Hacker News new | ask | show | jobs
by pletnes 3058 days ago
That’s easy with python, too, in a lot of number crunching cases. Numpy with MKL will use all your cores, as will e.g dask and other libraries built on numpy. Farming out embarassingly parallel work to threads or processes is also easy.
2 comments

If I can fit the code into numpy-like structure, then Python is typically fine.

The issue is when I cannot.

Then move the function to a pyx file and build it with Cython. Problem solved.
Also look into numba as a jit decorator for python functions.
Have you given dask a try? It gives you out-of-core arrays with numpy semantics and distributed computing.
Dask doesn't solve that problem since it's a wrapper around pandas functions.

If you can't make the core pandas code decently fast, dask won't save you.

dask.dataframe might not help but dask.distributed could in that case.

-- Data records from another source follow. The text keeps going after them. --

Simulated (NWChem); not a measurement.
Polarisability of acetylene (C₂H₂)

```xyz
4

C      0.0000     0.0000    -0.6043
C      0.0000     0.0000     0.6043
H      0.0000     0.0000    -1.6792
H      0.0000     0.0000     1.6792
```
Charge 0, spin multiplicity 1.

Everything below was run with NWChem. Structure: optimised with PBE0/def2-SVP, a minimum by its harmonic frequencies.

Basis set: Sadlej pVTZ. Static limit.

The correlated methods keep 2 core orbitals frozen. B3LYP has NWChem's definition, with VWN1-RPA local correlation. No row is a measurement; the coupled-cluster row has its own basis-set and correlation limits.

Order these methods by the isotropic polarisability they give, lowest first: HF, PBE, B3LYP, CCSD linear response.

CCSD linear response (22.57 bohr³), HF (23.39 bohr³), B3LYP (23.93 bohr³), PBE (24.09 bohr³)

I've had success using it on non vanilla stuff (i.e. code that could not get converted to play natively with numpy/pandas structures)

As a bonus, the nice profiling tools (built within dask) have also helped me improve the performance of the code.

See https://distributed.readthedocs.io/en/latest/

There’s dask.array which works on numpy arrays instead of dataframes. Otherwise, your argument holds.
Or use languages where you don't have to these extreme workarounds for what should happen by default.